|
|
|
|
|
by randomchars
2022 days ago
|
|
> I'm sorry that you're offended. No no, I'm sorry, it was not the best choise of words. It's more that I'm perplexed by your naivety. You freely admin that the police is the enemy of the people, the very police that's supposed to protect people. Now what makes you think that the organizations whose goal is to protect the state, and not the people would be any more benevolent? |
|
Why worry about some guy who lives in a shitty apartment in the San Fernando Valley and works at 7/11 when you can use all the toys in the arsenal to disappear clerics in the Federally Administered Tribal Areas of Pakistan without anyone saying as much as a word.

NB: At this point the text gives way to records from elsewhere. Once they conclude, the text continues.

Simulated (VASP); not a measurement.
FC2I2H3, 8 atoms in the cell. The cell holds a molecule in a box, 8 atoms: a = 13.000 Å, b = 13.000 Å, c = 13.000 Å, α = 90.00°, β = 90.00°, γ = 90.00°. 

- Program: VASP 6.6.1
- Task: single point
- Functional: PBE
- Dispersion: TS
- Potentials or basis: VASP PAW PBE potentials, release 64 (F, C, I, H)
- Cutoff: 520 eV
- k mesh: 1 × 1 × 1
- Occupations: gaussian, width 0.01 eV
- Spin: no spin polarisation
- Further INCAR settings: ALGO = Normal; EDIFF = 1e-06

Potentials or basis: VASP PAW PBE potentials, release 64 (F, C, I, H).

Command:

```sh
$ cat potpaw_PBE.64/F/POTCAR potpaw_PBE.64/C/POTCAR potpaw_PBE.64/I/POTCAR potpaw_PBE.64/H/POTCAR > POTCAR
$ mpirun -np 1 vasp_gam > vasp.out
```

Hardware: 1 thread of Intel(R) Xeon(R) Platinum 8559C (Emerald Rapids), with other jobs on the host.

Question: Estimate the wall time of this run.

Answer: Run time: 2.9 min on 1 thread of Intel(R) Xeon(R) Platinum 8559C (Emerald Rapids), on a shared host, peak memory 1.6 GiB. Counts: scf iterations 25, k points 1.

They get to play with Predator Drones. JSOC drops kill/capture teams out of HH-60 Pave Hawks with satellite and drone overwatch in Afghanistan. They can run snatch-and-grabs on the streets of Italy. Nobody even knows all of the off-the-books operations they're running in the horn of Africa.
The domestic United States is pretty boring by comparison. What, are they going to hassle the 7/11 guy? Why would they even bother? Congress would throw an absolute fit if they caught wind of it.
It's not because they can't. It's because they believe their own bullshit and get to do way too much cool Rambo/James Bond stuff outside of the United States.
Regarding the police. They're not exactly the enemy of the people. Our relationship with the cops is sort of complicated in this country. It's more that they're an institution with a lot of freedom and discretion, relatively poor training, low entrance standards, they have guns (and we have a lot of guns too), and they're loosely operated by a checkerboard of local and state agencies, rather than being a monolithic state entity.
A lot of the calls our police go on are mental health-related, and it burns a lot of cops out. Add that to poor de-escalation procedures and training, historical emphasis on policing of drug-related crimes in a way that that disproportionately affects minority communities, and well, there's trouble brewing.
If you ever get a chance (I know it's a cliche), but watch 'The Wire.' It's an HBO TV show that is pretty entertaining and does sort of go into a lot of the subtleties and problems of institutional policing in America.
I got a little sidetracked there, but in answer to 'what makes you think that the organizations whose goal is to protect the state, and not the people would be any more benevolent?' I say because it's more boring and congress would throw a fit. And I wouldn't say it's because they're benevolent per-se, but there is a LOT of believe-your-own-bullshit patriotic sentiment in this country that is hard to understate. We have an almost fetishistic worship of our military, and the notion that they 'fight for our freedom' and 'protect' us. That also carries over into the intelligence community to a great degree.
But, with the ongoing efforts to overturn the most recent presidential election, and the President's usage of federal resources in the summer protests, I have to say a lot of us are having to rethink a lot of stuff.